Art night


I was an art major, so of course when I found out the kids’ school was having a completely free Art Night, I insisted we attend. I figured my oldest, who loves drawing and art in general, would enjoy it, and the other kids would benefit, too. And I really wanted to see what Cadillac would make, because he doesn’t often have the opportunity to be artistic.

At the event, you could choose to do a Van Gogh-inspired piece, a Klee inspired piece, or another piece by someone else who I already forgot. I knew they were going to do Van Gogh and that is what we focused on.

The event had a couple of things going against it, which may have contributed to the following story and my children’s attitudes:
1. It was 100 degrees that day, despite being October, and the night did not cool off. The room was very hot.
2. It was 7 o’clock and the kids were tired.

Our son, having been forced to sit down and be relatively quiet until things got underway, got bored before it even started. “Can we go home yet?” he asked, as he does at pretty much every event where he cannot do exactly as he likes.

The art lady showed us what to do, and we being Dilloways began working ahead before she’d really demonstrated it. We were to make the tree in the foreground first.

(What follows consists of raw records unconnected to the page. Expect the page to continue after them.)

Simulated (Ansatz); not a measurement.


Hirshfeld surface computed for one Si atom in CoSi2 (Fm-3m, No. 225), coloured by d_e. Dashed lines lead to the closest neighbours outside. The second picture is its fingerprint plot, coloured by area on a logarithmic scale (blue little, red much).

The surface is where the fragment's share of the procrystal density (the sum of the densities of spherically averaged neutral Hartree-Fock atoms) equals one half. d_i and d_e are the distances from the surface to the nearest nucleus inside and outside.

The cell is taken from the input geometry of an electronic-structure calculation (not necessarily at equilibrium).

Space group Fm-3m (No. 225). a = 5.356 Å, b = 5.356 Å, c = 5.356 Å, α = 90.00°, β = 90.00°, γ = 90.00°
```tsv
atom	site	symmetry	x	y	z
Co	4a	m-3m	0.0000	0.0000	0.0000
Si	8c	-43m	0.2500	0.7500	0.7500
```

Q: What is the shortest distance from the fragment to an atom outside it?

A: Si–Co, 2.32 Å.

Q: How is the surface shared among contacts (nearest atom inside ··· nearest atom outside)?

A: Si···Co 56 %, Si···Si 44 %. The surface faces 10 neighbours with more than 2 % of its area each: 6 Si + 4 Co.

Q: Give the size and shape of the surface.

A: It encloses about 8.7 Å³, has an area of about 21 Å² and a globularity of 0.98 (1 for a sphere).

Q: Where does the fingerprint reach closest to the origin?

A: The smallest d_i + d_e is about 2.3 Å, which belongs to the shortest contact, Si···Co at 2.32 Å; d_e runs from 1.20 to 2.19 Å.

For a moment I wanted to rebel a little bit. Maybe I should do a Starry Night INSPIRED piece, instead of trying to replicate Starry Night. It would fail on canvas; surely it would fail on construction paper. Maybe I should do Hawaiian Starry Night, with a palm tree on a beach instead of a cypress or whatever that tree is, on a hillside.

If I’d been doing this on my own, I might have experimented. And even though the art lady welcomed experimentation and wasn’t hovering about making sure we all did what she said, I wanted to get with the program and not mess up my one piece of construction paper, besides.

My son was done first, having just made tiny pencil drawings in white. “I’m done. Can we go?”

I made him do the swirls in the sky. “Fill up the paper! The whole paper!”

Eldest was grumpy. “It’s not right. It looks terrible.”

“Try some purple in the sky,” I suggested, having just tried it.

She did. “That made it worse.”  She smeared at it with her fingers.

Little Girl began crying.   “It’s not pretty!  It’s not pretty like my sister’s.”  She got purple pastel all over her cheeks. Cadillac drew a church for her before she completely melted down.

“Are we ready to go NOW?”  my son asked.

I was regretting ever having come. Sometimes it does seem like no good deed goes unpunished, especially if you’re trying to be a good parent and provide Important Cultural and Social Opportunities.  Like the time we dragged the kids to Iolani Palace on the free day and they acted like we were imprisoning them*.

I listened to the kids around us who were not related. “It looks awful,” I heard another boy say. “I do better when there are no rules.” Another parent told me her kid was near a meltdown, too, due to the later hour. Was I a little relieved to hear that my kids were not the only ones? Yes. Because apparently it’s normal for kids to get bored, to be a perfectionist, to break down if you’re in kindergarten.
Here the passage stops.